Written by: Beatrix Christian, from a story by Raymond Carver.
Produced by: Catherine Jarman.
Director of Photography: David Williamson.
Edited by: Karl Soderstein.
Music by: Paul Kelly & Dan Luscombe featuring Soteria Bell.
Country of Origin: Australia. 123 min. Rated R.
Released by: Sony Pictures Classics.
With: Laura Linney, Gabriel Byrne, Deborra-lee Furness, John Howard, Leah Purcell, Stelios Yiakmis, Alice Garner, Simon Stone, Betty Lucas, Chris Haywood, Eva Lazzaro, Sean Rees-Wemyss & Tatea Reilly.
DVD Features: Deleted scenes. Making-of featurette. French & Spanish subtitles.
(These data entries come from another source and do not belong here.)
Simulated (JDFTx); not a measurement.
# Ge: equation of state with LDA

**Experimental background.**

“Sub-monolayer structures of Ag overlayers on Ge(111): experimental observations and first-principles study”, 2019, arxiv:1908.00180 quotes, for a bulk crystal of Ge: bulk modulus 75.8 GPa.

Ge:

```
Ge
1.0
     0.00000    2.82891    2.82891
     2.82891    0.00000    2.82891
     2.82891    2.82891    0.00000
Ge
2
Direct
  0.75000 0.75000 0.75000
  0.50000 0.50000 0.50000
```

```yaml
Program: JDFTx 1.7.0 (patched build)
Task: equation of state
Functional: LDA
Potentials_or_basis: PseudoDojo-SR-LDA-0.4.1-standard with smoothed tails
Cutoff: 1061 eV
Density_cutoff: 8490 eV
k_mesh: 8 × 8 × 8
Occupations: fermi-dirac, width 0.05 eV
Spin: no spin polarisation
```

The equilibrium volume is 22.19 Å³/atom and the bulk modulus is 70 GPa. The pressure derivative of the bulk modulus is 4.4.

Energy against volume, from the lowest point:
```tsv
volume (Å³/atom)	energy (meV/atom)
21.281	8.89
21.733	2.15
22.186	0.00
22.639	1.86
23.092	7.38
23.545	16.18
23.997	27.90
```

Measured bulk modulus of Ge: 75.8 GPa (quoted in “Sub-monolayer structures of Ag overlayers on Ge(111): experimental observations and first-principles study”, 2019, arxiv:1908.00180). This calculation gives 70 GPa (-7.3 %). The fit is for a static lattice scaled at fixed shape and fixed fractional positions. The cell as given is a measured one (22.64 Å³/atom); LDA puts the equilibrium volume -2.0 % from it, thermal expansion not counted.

The opening is immediately discomfiting. A woman is driving alone on an isolated road. As her car radio fades into static, she sings a romantic country ditty about the town of Jindabyne while a creepy old guy is on the look out behind an outcropping of rocks. The set-up could be fodder for a horror movie spoof. Instead, for director Ray Lawrence, using the same production team as on his equally atmospheric Lantana, an unsettling offscreen murder again becomes a means to delve deeply into relationships and grievances between men and women.

This fascinating look at moral responsibility is given universal resonance by first establishing very specific people in a very specific location in Australia’s Snowy Mountains. Gradually, the emotional landscape within each of the complicated characters is laid bare. Each person and even the town itself are haunted by history. (There are mumbled references to a past serial killer.) An old newsreel shown to bored school children reveals how the new town sits along a man-made lake that drowned the old town when a dam was built for a hydroelectric power station in the 1960’s.

Claire (Laura Linney) is still shakily recovering from a long bout with postpartum depression, watched over suspiciously by her mother-in-law Vanessa (Betty Lucas). Her husband, ex-racing car driver Stewart (Gabriel Byrne), runs the service station, surrounded by his co-worker and buddies – regular bloke Rocco (Stelios Yiakmis), stolid Carl (John Howard), and young Billy (Simon Stone), who they tease as “the Kid.” Carl’s wife Jude (played by Deborra-lee Furness, returning to her acting career with a wallop after years being more visible on the red carpet as Hugh Jackman’s wife) is an earth mother coping with raising a disturbingly bereft granddaughter, who keeps leading Claire and Stewart’s small son Tom dangerously astray. The men are all eagerly anticipating their annual fishing expedition while their women barely tolerate the male bonding.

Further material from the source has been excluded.